Although Victoria is progressing well in the sustainable construction journey, Mr. Krpan says it has taken some significant growth in this area over the past couple of decades to reach this level of sustainability. Even now, there are still some significant hurdles to overcome, particularly in light of the projections included in Extractive Resources in Victoria report.
“In some parts of the state and country the availability of virgin resources has become more restricted and a lot more costly,” he says.
On the upside, there are many drivers towards increasing the use of recycled materials such as sand made from glass as substitutes for virgin quarry resources.
“A lot of drivers we’re seeing now are through the innovative companies that are specifying recycling in tenders and bids. There are some fantastic companies doing that,” he says.
He highlights the Infrastructure Sustainability Council of Australia’s (ISCA) Infrastructure Sustainability Rating Scheme, similar to the Green Building Council of Australia’s Green Star rating system for construction projects, has encouraged contractors and companies to include more recycled content in infrastructure projects.
The Victorian Government’s removal of 50 of the state’s most dangerous level crossings is a good example of this in action, explains Mr. Krpan. “As part of that development, companies want to achieve an ISCA rating, and that increases competition around using material such as recycled glass,” he says. “We’ve found that ISCA is making a big impact, but so is the state government, asset owners and contractors,” he adds.
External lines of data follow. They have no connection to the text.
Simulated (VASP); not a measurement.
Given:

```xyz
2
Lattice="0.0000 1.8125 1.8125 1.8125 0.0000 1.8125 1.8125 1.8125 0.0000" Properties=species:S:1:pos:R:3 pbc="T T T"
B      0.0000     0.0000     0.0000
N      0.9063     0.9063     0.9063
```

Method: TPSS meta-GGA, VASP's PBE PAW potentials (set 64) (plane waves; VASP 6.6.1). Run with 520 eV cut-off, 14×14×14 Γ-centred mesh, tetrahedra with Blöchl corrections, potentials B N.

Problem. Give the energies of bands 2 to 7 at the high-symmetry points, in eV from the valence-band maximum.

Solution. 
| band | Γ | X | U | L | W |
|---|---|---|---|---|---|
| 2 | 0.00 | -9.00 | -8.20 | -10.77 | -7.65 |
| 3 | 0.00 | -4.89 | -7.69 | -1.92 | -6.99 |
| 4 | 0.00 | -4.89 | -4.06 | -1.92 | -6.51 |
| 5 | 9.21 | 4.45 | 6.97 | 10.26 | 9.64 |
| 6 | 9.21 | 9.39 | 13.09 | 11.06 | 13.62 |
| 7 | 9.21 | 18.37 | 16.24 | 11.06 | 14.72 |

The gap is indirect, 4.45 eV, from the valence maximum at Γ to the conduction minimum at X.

“Road organisations like VicRoads are very interested in recycled content and we’ve seen some great enthusiasm from their end in getting involved in product innovation.”
Mr. Krpan says there are limitations in taking concepts, such as crushed glass in pavements, further as the new material needs to be suitable and safe to use as a material substitute in roads. However, he says that VicRoads is furthering its scope in these areas and investigating road pavement specifications that include 15 per cent crushed glass in the road base, as well as roads incorporating ground tyres. “There are also a lot of companies out there leading the way with specifications and providing input,” adds Mr. Krpan.
Sustainability Victoria is working towards increasing the use of recycled content by providing education on its benefits, and also by working closely with other organsations around the Victoria and other states and territories, particularly in New South Wales and Queensland.
“One of the things that we’re doing it looking at how other states recycle content in their roads,” he says.
Mr. Krpan agrees that the Extractive Resources in Victoria report shows there is a need to utilise recycled material further, but that for the moment the outlook is good.
“I think education around recycled content has just grown. There are better applications and some have been found to be more durable than virgin material,” says Mr. Krpan.
“If we can use recycled content, whether that’s as a substitute for sand, rock or other aggregate material from the earth, it’ll help much more in terms of costs, emissions and the environment.”
Leading the way
Alex Fraser Group is one construction material supply firm at the forefront of recycling in road and civil construction projects, and has improved glass recycling capabilities over the past 12 years. It is also a key example of industry embracing recycled material and pushing the sustainability message.
The Melbourne-based company identified the issues surrounding the significant amount of glass collected from the city’s kerbsides each year. It also acknowledged that sand sources are becoming increasingly difficult to find in metropolitan areas.
“We look for materials that the city generates and try to find a use for them. Glass is just one of these and a growing city has a lot of uses for it,” says Peter Murphy, Managing Director at Alex Fraser.
The firm has supplied Victoria with recycled content for use in road base and asphalt for 20 years. It has also supplied crushed concrete material in Queensland for the past two decades. “Brisbane City Council was the one who started using recycled content in the region in 1996, and we’ve supplied a large number of projects there since,” says Mr. Murphy. “We do more tonnes in Melbourne, and we’re supplying major projects in Queensland too.”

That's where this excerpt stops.